Details of the Placing
The Placing is to be effected on behalf of the Company by Collins Stewart Europe Limited (“Collins Stewart”), Daniel Stewart & Company plc (“Daniel Stewart”) and Matrix Corporate Capital LLP (“Matrix”) (together the “Placing Agents”) pursuant to a placing agreement (the “Placing Agreement”). Pursuant to the Placing Agreement, Matrix, Daniel Stewart and Collins Stewart have agreed, subject to certain conditions, to use their reasonable endeavours to procure subscribers for up to 100,000,000 Placing Shares in aggregate.
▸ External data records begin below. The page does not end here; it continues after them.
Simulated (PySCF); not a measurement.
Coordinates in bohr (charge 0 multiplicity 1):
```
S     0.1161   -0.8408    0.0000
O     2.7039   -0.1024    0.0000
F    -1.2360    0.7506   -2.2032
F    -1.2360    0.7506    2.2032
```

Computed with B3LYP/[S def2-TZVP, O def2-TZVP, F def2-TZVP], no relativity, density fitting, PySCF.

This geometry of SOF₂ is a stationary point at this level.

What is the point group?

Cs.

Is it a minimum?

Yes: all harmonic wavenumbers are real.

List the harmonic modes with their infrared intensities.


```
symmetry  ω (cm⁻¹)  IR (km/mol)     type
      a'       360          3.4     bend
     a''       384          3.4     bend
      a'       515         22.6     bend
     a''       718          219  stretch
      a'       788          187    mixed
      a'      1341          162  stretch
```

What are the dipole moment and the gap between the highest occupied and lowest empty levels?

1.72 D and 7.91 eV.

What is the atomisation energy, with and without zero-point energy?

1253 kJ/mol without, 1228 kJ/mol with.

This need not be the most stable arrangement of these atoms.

The Placing Agreement contains warranties in favour of the Placing Agents given by the Company with respect to its business and certain matters connected with the Placing. In addition, the Company has given customary indemnities to the Placing Agents in connection with the Placing and their performance of services in relation to the Placing. The Placing Agents have certain rights to terminate the Placing Agreement in specified circumstances, save that the Placing Agreement may not be terminated by the Placing Agents following the first closing. In addition to commissions payable to the Placing Agents, up to 3,333,333 warrants to subscribe Ordinary Shares at a price of 3p per share will be issued to Matrix. Such warrants will be exercisable for a period of 3 years.
Conversion of Loan Notes
On 24 June 2008, the Company announced that it had agreed £2.5 million in secured loan note financing from Awal Bank and Merlin Biosciences Fund (the “Loan Notes”). The Company has fully drawn down the Loan Notes, on which interest accrues at LIBOR plus 2%. The Company and the Loan Note holders have entered into a conversion agreement which varies the price of conversion under the Loan Notes, whereby, to the extent that such a conversion would not give rise to an obligation to make an offer under Rule 9 of the UK Takeover Code, the outstanding Loan Notes plus accrued interest (totalling approximately £2.57 million in aggregate) will be capitalised into Ordinary Shares at a price of 3 pence per share, conditional on completion of the Placing. The Company expects that the Loan Notes will be fully converted, and on this basis expects to issue approximately 86 million further Ordinary Shares no later than 1 June 2009. A further announcement will be made once the Loan Notes have been converted. The Directors of the Company consider, having consulted with the Company’s nominated adviser, Collins Stewart, that the terms of conversion are fair and reasonable in so far as the Company’s shareholders are concerned.
Details of the EGM
The EGM will be held at the offices of Morrison & Foerster, 7th Floor, CityPoint, One Ropemaker Street, London EC2Y 9AW, at 10.00 a.m. on 3 April 2009. A form of proxy for use at the EGM is enclosed with the circular sent to shareholders. The form of proxy should be completed and returned to the Company’s registrars, Computershare Investor Services plc, PO Box 1075, The Pavilions, Bridgwater Road, Bristol BS99 3FA, in accordance with the instructions printed on it as soon as possible and, in any event, so as to be received no later than 10.00 a.m. on 1 April 2009. Completion and return of a form of proxy will not preclude shareholders from attending and voting in person at the EGM should they so wish.
The authorities to be sought at the EGM are additional to the existing authorities conferred on the Directors at the Company’s Annual General Meeting held on 19 September 2008, as included a general authority in respect of the allotment of securities having a nominal value of £308,335.06 (equivalent to 30,833,506 Ordinary Shares).
The Directors consider the proposed Placing to be in the best interests of the Company and its shareholders as a whole and accordingly unanimously recommend that shareholders vote in favour of the resolution to be proposed at the EGM.